Time to total’y erase the Obama mess and clean up the Whitehouse and the Nations Capital

A Great Week for the President and a NeverTrump Crack-up

Yep. He just gave his family, himself, and his corporations MASSIVE and PERMANENT tax cuts, and his followers, most of whom will receive chicken feed that runs out after 7 years, have applauded him for doing so. This was the GOP’s Really Big Score.

@Greg: We have never seen tax cuts extended because of coming elections, that and it couldnt be done permenently with a simple majority. You can look that up.
At this point even getting them out of my purse a little while is welcome, I am just not the jealous type.
I know he got 2 scoops fricken grow up!

@Greg: ____ . Had a thought, but not worth the carbon to breathe/(type) out a response.

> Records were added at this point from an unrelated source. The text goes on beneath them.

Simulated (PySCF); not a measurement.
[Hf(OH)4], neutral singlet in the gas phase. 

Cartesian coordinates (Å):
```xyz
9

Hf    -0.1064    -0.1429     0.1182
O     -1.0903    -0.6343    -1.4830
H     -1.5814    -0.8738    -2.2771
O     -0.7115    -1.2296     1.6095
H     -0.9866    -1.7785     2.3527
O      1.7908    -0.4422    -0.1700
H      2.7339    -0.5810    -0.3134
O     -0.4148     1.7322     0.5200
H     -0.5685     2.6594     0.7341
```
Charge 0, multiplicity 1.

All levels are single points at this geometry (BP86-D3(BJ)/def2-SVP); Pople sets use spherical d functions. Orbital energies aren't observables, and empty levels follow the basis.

@Greg: Like the left’s continuous claims that Obama’s joke of a recovery was a boom, that 1.2% growth, low labor participation and part time, low paying jobs are the “new normal” despite reality being in full view, so will the reality effects of tax reform overwhelm the liberal lies, all of which are designed to prevent another Republican landslide.

Once again, my support for Trump was solely and entirely for the purpose of keeping the greatest criminal and liar, Hillary, out of the White House and away from the Supreme Court. I never imagined Trump would be a successful and effective, even despite massive opposition from all sides. Trump’s opposition cannot stand the fact that he is not a commodity to be purchased, like most other politicians, and he is dangerous to their existence.

Trump instead of Hillary in the White House has saved the Republic. If Trump is successful, our country could reach an economic level that would greatly reduce poverty and strengthen our efforts to defeat and eliminate Islamic terrorism plaguing the world. Hillary offered no such hope or opportunity.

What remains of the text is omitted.